Banker to the Poor
By Muhammed Yunas
Public Affairs Press (Perseus Books) 1999, 2003, 2006
Grameen Bank
Nobel Peace Prize 2006
National Geographic
Excerpt - Chapter 4
More on the Nobel Prize
Article
I finished the book on Thursday, and I really enjoyed it. For those of you who have never heard of Micro-Credit, the idea is that very poor people can borrow small amounts of monrey to buy raw materials to make goods, and then sell their goods to whomever they choose, and for whatever they can get - thus making a profit. No credit check, no collateral, no down payments required.
In 1976, Muhammed Yunus (Ph.D) was an Economist Professor at Chittagong University in SE Bangladesh. Not far from the campus was a village called Jobra. He went to visit one day and asked the villagers how they were surviving. They said they were not, because the loansharks were not paying them enough to both live on and buy more raw materials. Yunus asked them how much they needed to survive. They gave small amounts - the equivalent to $2, $5, $7 and so on. Yunus said they could ask for more if they wanted it, but they only ever asked for what they absolutely needed to survive. So Yunus paid out (the equivalent of) $27 to several villagers, and in a matter of months, every villager had paid him back what he or she had been given.
In Bangladesh, before micro-credit came along, the poor villagers would have to borrow money from the loansharks, and this put them into vicious cycles, because they could never earn enough to live on or to buy more raw materials. The way it worked was like this. The villager asks the loansharks for money. The loansharks would lend the small amount of money, but only with the proviso that the applicant sells the finished items to the loanshark. The loanshark usually paid a pittance to the villager - barely enough for them to survive, let alone make a profit. The loanshark is then free to sell the item for whatever he can get.
So Yunus decided to start a "bank" that would loan these small amounts to the villagers. When he went to talk to commercial banks asking for "seed" money to start this idea, they laughed at him.
Villagers dont have any collateral.
Villagers will never repay what they borrow.
Villagers are too stupid to know what to do.
Villagers dont know how run a business.
The banks were discriminating against their own people. Which is why the poor people (anywhere) can never rise above poverty as long as the banks and government bureaucracy KEEP them there. Poverty will NEVER disappear as long as the discrimination and red-tape continues.
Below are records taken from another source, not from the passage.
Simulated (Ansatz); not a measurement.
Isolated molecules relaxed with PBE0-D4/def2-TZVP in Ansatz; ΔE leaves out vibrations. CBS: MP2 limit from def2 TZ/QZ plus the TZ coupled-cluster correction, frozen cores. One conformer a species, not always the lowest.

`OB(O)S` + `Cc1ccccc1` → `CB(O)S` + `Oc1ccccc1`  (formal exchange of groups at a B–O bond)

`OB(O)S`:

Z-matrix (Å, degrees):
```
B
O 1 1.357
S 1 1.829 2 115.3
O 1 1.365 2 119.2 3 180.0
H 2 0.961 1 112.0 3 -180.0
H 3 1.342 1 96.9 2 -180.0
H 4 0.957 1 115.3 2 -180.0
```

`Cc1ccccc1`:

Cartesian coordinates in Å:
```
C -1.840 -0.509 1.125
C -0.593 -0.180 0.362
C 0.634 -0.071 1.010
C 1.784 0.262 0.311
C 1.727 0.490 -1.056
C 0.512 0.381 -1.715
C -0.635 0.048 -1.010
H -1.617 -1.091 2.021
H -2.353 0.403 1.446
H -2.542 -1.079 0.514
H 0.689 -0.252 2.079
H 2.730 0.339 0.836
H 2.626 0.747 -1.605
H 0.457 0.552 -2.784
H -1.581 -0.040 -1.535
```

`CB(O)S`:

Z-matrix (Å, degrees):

Yunus goes onto describe the battles he had with the Bengali government, and the religious leaders. When he started hiring female workers to work in his banks, he was told that he was doing a bad thing, because women in Islam do not work. Their families would get bad reputations if the girls started working. Good Muslim girls get married and have families. That is the Muslim way. That is what Yunus was told. Yunus is also a Muslim, but he was always secular, not religious.
The Grameen Bank now has 95% of their clients fully repaying their loans. A weekly repayment plan is set up, and every villager keeps to it, because they know that if they default, they will never have another chance to get ahead in life. This is their ONE chance to drag themselves out of exteme poverty.
The Grameen bank has now expanded to providing other services such as telephones, internet, education & health insurance. There is a Grameen Foundation based in Washington DC. The Grameen Foundation's mission is to empower the world's poorest people to lift themselves out of poverty with dignity through access to financial services and to information.
After I posted the brief review of this book on Thursday, I was very surprised to receive an email from the Grameen Foundation in USA telling me that Dr Yunus had recently published a new book.
Greetings! My colleague forwarded onto me your blog entry regarding Banker to the Poor. We are happy to see your interest in microfinance. We wanted to alert you and your readers that Dr. Yunus has recently released a new book, Creating a World without Poverty. This new book has been getting media attention worldwide, including his appearance Thursday night on the Colbert Report on the U.S. cable channel Comedy Central. In support of his book, Grameen Foundation, which was founded with his support and interest, has created a Web site for those interested in learning more about social business. We are in the final stages of launching a blog where those who have read the book can discuss the issues raised in this book. On behalf of Grameen Foundation, I invite you and your readers to explore Dr. Yunus new book, and leave your thoughts on our blog.
And as I said before, this book was read for the Around the World Challenge.